Designing stream processing applications

In the recent years, stream processing has gained a lot of traction.

A lot of places have adopted lambda architecture. Even though there has been some criticism that lambda architecture is not necessary, and that it is sufficient to have only streaming applications - https://www.oreilly.com/radar/questioning-the-lambda-architecture/, in my opinion lambda architecture has made stream processing much more popular. Mainly, because people could implement something alongside of their existing batch systems.

We have now tools that enable us to write streaming applications without too much effort, but those usually come with huge assumptions that not are not always true, especially when it comes to processing big data.

In this article I wanted to cover the most important aspects of designing stream processing applications. Applications that process streaming data are usually quite complex if you want to make them reliable.

I am going to divide this topic into seven sections:

Ordering
Partitioning
Delivery guarantees
Throughput and latency
Handling failures and idempotency
Window operations
Joins

Ordering

It is enormously important to establish strong guarantees for the order of the data that your application will ingest. Ideally, all of the messages that are consumed from a stream have some kind of number that indicates a strong order. For this purpose a timestamp of an event is usually used. Without any guarantees about the order of the data it is usually impossible to make the stream processing application idempotent.

Partitioning

It is literally the key to scale any streaming application. If your application relies on the exact order in which your data comes in, it is usually impossible scale it efficiently through partitions, as you would need to rejoin all of the partitions later on in your applications, and that is only if you can guarantee that the stream will have some kind of unique monotonic identificator. Once you have identified the sub-streams in your stream that will allow you to process the data with the same level of guarantees, you will need to select a key from the message that will allow you to partition the stream. However if you do not care about the order of the data you can partition your data any way you like to increase the parallelism of your application.

Delivery guarantees

You will need to establish what are the delivery guarantees in your system. Is your application meant to do exactly once processing, or is it good enough to do at least once or at most once processing? Make sure that you choose the guarantee that will enable you to handle the cases you want. If you aim for idempotency you will need to go for exactly once delivery guarantees.

Throughtput and latency

When designing stream processing applications you need to decide whether you build it for low latency or high throughput. Unfortunately, it is rarely the case that you can achieve both, however you can design for certain latency guarantees. On one side you can aim for the lowest level of latency with systems that are based on single UDP multicast packets, and on the other you can have huge batches of data sent over TCP connections. You will also need to think about how you would like to handle late data. Usually, if you want to meet certain latency guarantees, you will need to implement some kind of windowed operations with timeouts. Making sure you define a strict SLA at the beginning is crucial, as all later operations within your application will need to adhere to it, especially operations that join multiple streams. If you aim for high throughput you will need to consider how you want to approach idempotency, as exactly once processing can usually reduce throughput significantly if the machines are physically far apart.
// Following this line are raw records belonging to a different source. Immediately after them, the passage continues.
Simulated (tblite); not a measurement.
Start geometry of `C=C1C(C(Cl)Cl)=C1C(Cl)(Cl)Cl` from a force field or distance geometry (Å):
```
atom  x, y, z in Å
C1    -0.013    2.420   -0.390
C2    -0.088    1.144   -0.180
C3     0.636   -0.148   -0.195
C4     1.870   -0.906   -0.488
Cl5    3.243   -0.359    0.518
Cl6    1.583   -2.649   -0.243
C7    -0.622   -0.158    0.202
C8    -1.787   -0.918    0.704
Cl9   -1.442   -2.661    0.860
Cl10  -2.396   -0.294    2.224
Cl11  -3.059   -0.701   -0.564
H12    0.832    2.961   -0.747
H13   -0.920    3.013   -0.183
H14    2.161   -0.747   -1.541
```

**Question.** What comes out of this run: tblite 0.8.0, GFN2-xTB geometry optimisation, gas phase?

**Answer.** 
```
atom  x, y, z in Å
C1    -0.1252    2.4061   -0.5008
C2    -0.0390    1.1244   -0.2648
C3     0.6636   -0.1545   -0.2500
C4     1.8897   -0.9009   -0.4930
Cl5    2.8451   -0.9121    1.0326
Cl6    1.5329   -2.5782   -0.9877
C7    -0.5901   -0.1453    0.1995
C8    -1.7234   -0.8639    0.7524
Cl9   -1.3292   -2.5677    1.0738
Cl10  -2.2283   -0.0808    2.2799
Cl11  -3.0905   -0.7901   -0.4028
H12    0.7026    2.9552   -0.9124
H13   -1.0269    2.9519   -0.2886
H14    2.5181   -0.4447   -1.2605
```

Handling failures and idempotency

If you want to make your application reliable you will need to prepare procedures for how you want handle failures. Restarts are inevitable in streaming applications, so you will have to work out how to recover the state of your application. If you want to rely only on streams you will need to be able to work out your state only from your input and output streams. Making sure you can restore the previous state is essential for the application to be idempotent. This is usually done by looking up the last message in the output stream and replaying everything from the input stream that would fit in the window until this last message would be produced, by then you can switch back your processing to start emitting new messages. If your application has very relaxed delivery guarantees or does not care about the order you could either replay all of the messages from the input stream, or just start from wherever you have left reading without worrying about having to recreate the state. Sometimes your application needs to restore its state quickly, but it is difficult or costly to recompute it back again from the stream. The way to do that is to implement some kind of checkpointing within your application. On restarts it would revert to the last checkpoint which would have the state as of that time, and recompute everything from there.

Window operations

There are primarily four types of window operations:

tumbling
sliding
session
global (ever increasing window)

The most common of which is the sliding window. A good example of how window operations work is described in Apache's Flink documentation.

Joins

The problem with joins within stream processing applications is that you cannot give good guarantees about the completeness of the data if you need to meet certain SLAs to which you have agreed when discussing overall latency of the system. If you want your data to be complete when joining two streams, you have no other choice but to wait indefinitely on the data until it arrives. That is just the nature of streaming algorithms. However, when designing stream processing applications you usually care more about the latency. Joins are usually done in memory, so you will need to make sure that you can cache all of the messages that can fit in the window. Some frameworks leverage RocksDB, as it is optimized for fast in memory access, although it still has the ability to write to disk if needed.

Summary

As you can see, there is much more towards stream processing that just defining a simple function on how to process a single message. Even though newer frameworks try to abstract as much as possible, I think it is crucial to understand how reliable stream processing applications are made and on what assumptions they are based. Anyone designing a stream procesing application should be aware of all the caveats that come with it. In particular, before starting to design an application, they should think about all of the sections above and what guarantees they want to design it for. There are some things around reliability that I have not covered in this overview of stream processing applications, particularly monitoring, alerting, documentation, replicas and redundancy, as I consider them to be a part of any reliable application. I hope you have found this little summary helpful and it has brought you a bit closer to understanding how one can design a reliable stream processing application.